Hough: Throughout your career, you’ve lead teams and organizations through both “recession and renaissance”. Are there any particular leadership principals that helped you to continue getting great creative work from yourself and others over the years?

Harrison: I’m a firm believer in process, and probably the most important process is that of the brief. It’s my opinion that if the brief that goes to the creative department isn’t right, then the creative work won’t be right either. During the ‘good times’, when you have the luxury of time and money and clients who are on your side, those processes are quite easy to stick to. But in recession, when you have clients who are worried about the bottom line and about their jobs, and they’re putting you under pressure, the temptation is to cut the process stage in order to rush things through to the client. And that is a huge mistake. In bad times, more than good, you must keep your nerve and stick to best practice. As far as leadership is concerned, in these moments, leaders need to have an almost innate understanding of when their team is at a love-forty moment, and should have the ability to get the situation back to deuce, and then hand it back to them.

Hough: It’s been a few years now since you “left agency life.” Can you comment on how the role of the agency has changed over the past decade, and the advantages, perhaps, of witnessing these changes and challenges from an outsider’s perspective?

Harrison: Well, this ties into my first point about sticking to best practice. I think post-Lehman Brothers, post-financial crisis, the mindless embracing of digital by clients and the unscrupulous selling of digital by agencies put the offline world of advertising very much on the back-foot. Many agencies gave up on the best-practices that made them reliable and dependable partners to their clients. Because digital could be turned around in a heartbeat, advertising could now be turned around in a heartbeat. And of course it can! But you can have it quick, or can have it good. I’m afraid we sacrificed the latter for the former. Bill Bernbach said you haven’t had a principal until it costs you money. I don’t think there are too many advertising agencies that are willing to sacrifice money in order to have the principals that enable them to do their jobs properly.

Hough: It’s not just the world of agencies that’s changed over the years, but that of their clients too. Likewise, here at the Berlin School, we teach an eclectic mix of creative and corporate minds. Copywriting is an area that bridges these two skillsets. What golden nuggets of advice do you offer these students, who often have polar opposite ways of looking at a brand?

Harrison: To me, the answer is quite simple. Whether you’re on the client side or the creative side, you don’t actually have a point of view. It isn’t your point of view that you need to get across – it’s the customer’s point of view. You’re not writing for yourself as a creative and you’re not writing for yourself as the client. You’ve got to see the world through the eyes of the person you’re selling to and trying to help. If you approach a job with the self-conscious awareness that you’re the client or the creative, then you’re doomed to fail. You need to forgot your job title and your discipline – it’s the customer that’s important.

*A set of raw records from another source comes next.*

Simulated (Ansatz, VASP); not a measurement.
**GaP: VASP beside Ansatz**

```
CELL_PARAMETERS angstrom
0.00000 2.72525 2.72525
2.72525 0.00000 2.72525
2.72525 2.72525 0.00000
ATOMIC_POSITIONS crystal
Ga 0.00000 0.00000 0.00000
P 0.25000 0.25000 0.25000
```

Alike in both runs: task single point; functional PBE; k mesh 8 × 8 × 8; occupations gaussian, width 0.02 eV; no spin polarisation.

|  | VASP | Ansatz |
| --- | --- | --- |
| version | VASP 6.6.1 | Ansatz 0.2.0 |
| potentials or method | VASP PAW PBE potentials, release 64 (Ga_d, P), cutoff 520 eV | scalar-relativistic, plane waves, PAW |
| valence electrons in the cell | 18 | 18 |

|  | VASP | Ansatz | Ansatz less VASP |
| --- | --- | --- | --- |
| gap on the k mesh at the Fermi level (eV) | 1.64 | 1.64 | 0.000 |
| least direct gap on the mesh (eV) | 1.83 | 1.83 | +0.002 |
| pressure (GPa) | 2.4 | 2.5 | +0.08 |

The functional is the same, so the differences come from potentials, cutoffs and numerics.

Hough: If you could renew one ad campaign from your lifetime, which one would it be and why? (It doesn’t have to be your own work!)

Harrison: Blimey, there are countless! I love great advertising and I regard bad advertising in the way that an environmentalist looks at a beach strewn with plastic bags. It horrifies me. But I love that pristine beach of great advertising. If I had to pick just one, I’d have to pick the Volkswagen Snowplow commerical because it was such a breakthrough piece of work. I’m a great believer that great advertising is a simple execution of problem/ solution. You identify the problem and you posit your product as the solution. The Volkswagen was almost impossible to sell in America in 1960. But through research they found that it was genuinely the most reliable car in the world. And in the US in 1960, this message was a wonderful thing. Everything else that was being sold in this buoyant consumer society had something called “built in obsolescence” – they were made to break down, so that people would buy a new car, year after year. Here, you had a car that would start every time, no matter the conditions. If you lived in the Midwest, which is anywhere between New Jersey and the Rocky Mountains, and, if you’ve ever survived a winter there, then you’ll know you’ll might need to be dug out of your house four or five times a year. Look at that in the context of this TV spot: “The Volkswagen is the most reliable car in the world. It starts first time, every time.” The film was simply a dramatization of that, and it’s regarded by people smarter than me as the greatest commercial ever.